On the Mac, every application used the same Command + O.
Apple also designated Z Undo, X for Cut, C for Copy, and V for Paste, and W to close a Window. Microsoft later adopted Apple’s intuitive commands for use in Windows over the existing DOS equivalents, although Windows still uses Alt + F4 to close a window. Since PCs didn’t have a Command key, Microsoft mapped the commands to Control.
At the time, DOS users were annoyed to have to unlearn their random commands to adopt the simplified, intuitive commands originated by Apple. Today however, Windows users often complain that Apple uses a Command rather than Control, thinking that Apple originated the change just to be oddball and different!
Notable platform lesson: Successful platforms create start foundations to build upon, enabling growth in new directions for both users and developers.
A New Market for Macs
It also helped that the first market that really adopted the Mac was entirely new: artists and designers hadn't widely used business machines, so there was no entrenched market leader to displace. Apple had a harder time getting the Mac into schools, which were already full of Apple IIs, or into business, where the PC was already entrenched as a standard.
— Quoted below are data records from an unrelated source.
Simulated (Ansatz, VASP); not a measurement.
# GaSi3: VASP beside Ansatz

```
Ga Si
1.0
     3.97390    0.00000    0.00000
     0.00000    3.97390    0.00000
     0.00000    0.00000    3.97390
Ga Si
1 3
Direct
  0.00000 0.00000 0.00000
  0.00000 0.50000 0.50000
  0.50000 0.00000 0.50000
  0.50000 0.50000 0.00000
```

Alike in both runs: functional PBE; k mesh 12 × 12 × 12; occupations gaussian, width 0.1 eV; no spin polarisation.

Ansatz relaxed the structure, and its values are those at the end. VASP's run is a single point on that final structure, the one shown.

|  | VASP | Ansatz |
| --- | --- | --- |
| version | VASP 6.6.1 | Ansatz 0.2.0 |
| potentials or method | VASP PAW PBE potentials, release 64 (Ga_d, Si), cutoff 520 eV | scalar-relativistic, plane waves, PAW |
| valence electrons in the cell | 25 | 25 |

Apple continued to sell schools and home users Apple IIs, and eventually released an Apple II compatibility card for the Mac LC; this was another stop-gap compatibility solution that served to shuttle users to the new platform, while really working to pinch off dependance on the old one.
Notable platform lesson: introducing a new platform is very difficult, particularly against an entrenched market. Finding an entirely new market can leverage growth towards establishing a sustainable platform.
The Apple IIGS might have made a strong product for Apple if the Macintosh hadn't already been introduced. Instead, it fractured Apple's attention and developer resources by creating two platforms for the company to maintain.
Apple sold lots of the IIGS to schools, where its lower price and full compatibility with the Apple II made it easier to sell than the Mac. It also managed to demonstrate why full legacy support often is a bad thing: it turned out that most IIGS systems ended up being put to use as a slightly faster, 8-bit Apple II.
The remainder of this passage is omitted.